Come alone, leave with friends…My supper clubs have a networking vibe, if you come alone you won’t feel out of place. There are games, communal dining where you share a plate of food and get mingling, says Tokunbo – founder of Tokunbo’s Kitchen.
I came out of Angel tube station and immediately tapped in the address of the Starbucks where Tokunbo and I agreed to meet. I have the worst sense of direction and only had 10 minutes to get there, so I didn’t have time to get lost!
But by anxieties where unwarranted, the Starbucks was just across the road from the station and I was 5 minutes early. I bought a herbal tea and found a table. Notebook and pen ready, red record button on my iPhone begging to be pressed. I waited for ten minutes then Tokunbo rushes in flustered and apologetic for being late. Selfishly, it made me feel more at ease because I wasn’t late lol. Anyway, after big smiles and greetings exchanged we got started…
African food is becoming more popular in the UK, why do you think this is?

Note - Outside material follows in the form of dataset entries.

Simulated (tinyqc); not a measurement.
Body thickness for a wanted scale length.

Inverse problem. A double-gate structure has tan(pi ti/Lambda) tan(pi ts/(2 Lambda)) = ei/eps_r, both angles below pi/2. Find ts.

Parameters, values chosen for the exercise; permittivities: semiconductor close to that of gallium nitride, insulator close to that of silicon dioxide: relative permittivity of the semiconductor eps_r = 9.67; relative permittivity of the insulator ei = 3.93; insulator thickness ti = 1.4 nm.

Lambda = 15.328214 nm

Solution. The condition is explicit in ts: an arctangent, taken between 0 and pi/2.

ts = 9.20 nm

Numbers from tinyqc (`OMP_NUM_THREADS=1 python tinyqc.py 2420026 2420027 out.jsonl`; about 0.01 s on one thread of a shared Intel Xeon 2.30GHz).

Social media! Our generation isn’t shy about documenting their food experiences. People create hashtags like #jollofwars, giving African food publicity!
Why did Tokunbo’s Kitchen start?
My mum taught me to cook Nigerian food from a young age with the expectation that I’d be cooking for a family one day. I saw that you can do so much with it and wanted others to experience it. Friends always commented on my food and I’d spoken with a friend about getting into the street food business. So, I did it!
I love being in the kitchen, making things happen and the freedom of running my own business.
I do everything myself, so creating a permanent team would help. The hardest part of running Tokunbo’s Kitchen is doing festivals and market stalls – I get around 5 hours sleep, cook, set up, on my feet all day, and do the washing up!
When did you start Tokunbo’s Kitchen?
In 2015 I went to a festival and queued for over an hour for jerk chicken! That’s when I thought I can definitely do this myself, and started Tokunbo’s Kitchen in September 2015.
What was your first Supper Club like?
At my first supper club, I served pounded yam in a communal setting, with a big bowl of Egusi stew (the same way you would get it in Lagos). That way people can try as much as they like. Many Nigerian dishes are vegan based and we cook with palm / coconut oil.
Nigerian food is a burst of different flavours. I make a chilli sauce as a side, so people can add spice themselves – anyone can eat my food.
What do you think about ‘African fusion’ food?
It’s fine, but I also like to keep food authentic especially when introducing it to a new audience. My non-African customer base is increasing, so I wouldn’t stray too far from my roots. If I did I would lose what makes me special.
What’s Tokunbo’s Kitchen ethos?
Bringing people together through great food, giving them a taste of Nigeria.
“When people are thinking about what to have for a takeaway I want them to think of Nigerian food and say ‘Let’s go to Tokunbo’s Kitchen and have some Jollof rice’”.
Have you eaten anything interesting lately?
The other day I had suya chicken and puff buns, it was like the Nigerian version of Chicken and Waffles. ‘Suya’ is the name of the popular beef snack but suya chicken is quite new in Nigerian cooking. The spice yaji used to make suya, is very versatile.
Most Popular dish of 2016 from Tokunbo’s Kitchen?
My Jollof, Ayamase stew (with green chili) cooked with palm oil and Iru (locust beans). Akara, which is black-eye bean fritters, was also quite popular last year.
What’s new in 2017?
There’s a lot in the works: A meal subscription service, more supper clubs, and pop-up venues across London. My first of the year will be at Craving Coffee on 3rd February, in Tottenham, London. I’m interested in doing a series of networking talks, on running a business, women empowerment and other topics, where of course there will be good food!